Miami is 3-0 to begin a season for just the second time in the last six years.

The Hurricanes followed up a massive win over a then-ranked Texas A&M squad last week with an overwhelming performance against Bethune-Cookman on Thursday night. No. 22 Miami did its work in the first half and cruised to a 48-7 victory.

Here are three takeaways from the game.

Offense keeps it rolling

Against Texas A&M, quarterback Tyler Van Dyke was wonderful. He threw for five scores and nearly 400 yards.

On Thursday night, Van Dyke stayed hot. He completed 19 of his 23 pass attempts for 247 yards and two touchdowns before an early curtain call. Each of his first five passes — all completions — went to different targets.

Miami scored touchdowns on each of its first four drives. A fumble in the second quarter ended that run, but the Hurricanes responded with back-to-back scoring drives to close out the first half and then open the second half.

With Van Dyke at the controls, the Canes averaged 9.7 yards a play in the first half. They went 4-for-4 on third downs, committed just one penalty, dominated time of possession, and outgained Bethune-Cookman 415-36.

Van Dyke also had a rushing score!

In a game where one team is so obviously superior — and they know it — you don’t always see a super-sharp performance. Not tonight. The Hurricanes were on the money when they were running the ones. Reads, execution, playmaking, it was all on point.
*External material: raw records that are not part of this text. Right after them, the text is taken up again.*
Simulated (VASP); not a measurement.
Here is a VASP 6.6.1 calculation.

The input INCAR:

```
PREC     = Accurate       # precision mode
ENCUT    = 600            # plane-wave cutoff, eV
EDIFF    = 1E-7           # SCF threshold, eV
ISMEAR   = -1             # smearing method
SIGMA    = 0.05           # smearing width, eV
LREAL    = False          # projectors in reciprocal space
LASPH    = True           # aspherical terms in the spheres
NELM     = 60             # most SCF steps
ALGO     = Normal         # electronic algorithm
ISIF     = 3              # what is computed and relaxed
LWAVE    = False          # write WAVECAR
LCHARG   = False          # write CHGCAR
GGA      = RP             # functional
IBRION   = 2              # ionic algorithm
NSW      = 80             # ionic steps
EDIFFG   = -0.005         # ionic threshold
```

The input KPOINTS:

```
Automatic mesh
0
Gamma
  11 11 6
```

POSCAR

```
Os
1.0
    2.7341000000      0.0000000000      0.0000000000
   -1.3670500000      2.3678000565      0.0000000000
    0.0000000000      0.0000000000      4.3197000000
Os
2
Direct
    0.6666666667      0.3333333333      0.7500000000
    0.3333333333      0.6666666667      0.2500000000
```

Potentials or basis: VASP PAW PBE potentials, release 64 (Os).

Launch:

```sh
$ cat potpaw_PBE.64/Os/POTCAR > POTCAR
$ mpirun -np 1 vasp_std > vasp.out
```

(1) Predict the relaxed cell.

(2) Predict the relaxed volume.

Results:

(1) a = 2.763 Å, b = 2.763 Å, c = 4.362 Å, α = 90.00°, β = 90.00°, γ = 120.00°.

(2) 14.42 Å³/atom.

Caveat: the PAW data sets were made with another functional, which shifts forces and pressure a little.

Van Dyke, by the way, has now accounted for the third-most touchdowns by a Miami quarterback through the team’s first three games in 20 years. You like that, but you like the efficiency more. He’s completing 76% of his passes and has just one interception, and that came in the opener.

Front line dominates

By the way, that 37 yards?

Yeesh.

Miami had three sacks in the first half. It allowed 11 rushing yards on 15 carries. The Hurricanes controlled the ball and limited Bethune-Cookman’s time on the field, but the Hurricane defense made sure those brief moments weren’t enjoyable.

Take a bow, Xavier

Miami wideout Xavier Restrepo has now posted back-to-back 100-yard outings.

Against Bethune-Cookman, Restrepo had six catches for 120 yards.

In one half.

Restrepo entered the evening leading the ACC in receiving yardage. He’ll exit the evening with 314 yards. (And, curiously, still no touchdown.) He’s only 63 yards away from surpassing the leading wide receiver on last year’s team.

Miami hasn’t had a receiver lead the ACC in yardage since Leonard Hankerson in 2010. There’s still a long way to go on the year, but the chemistry between Restrepo and Van Dyke appears to be solid early. Miami is in a rhythm, and Van Dyke is looking to the 5-foot-10 junior with regularity.

He has 21 targets in three games, nearly a third of all Van Dyke throws.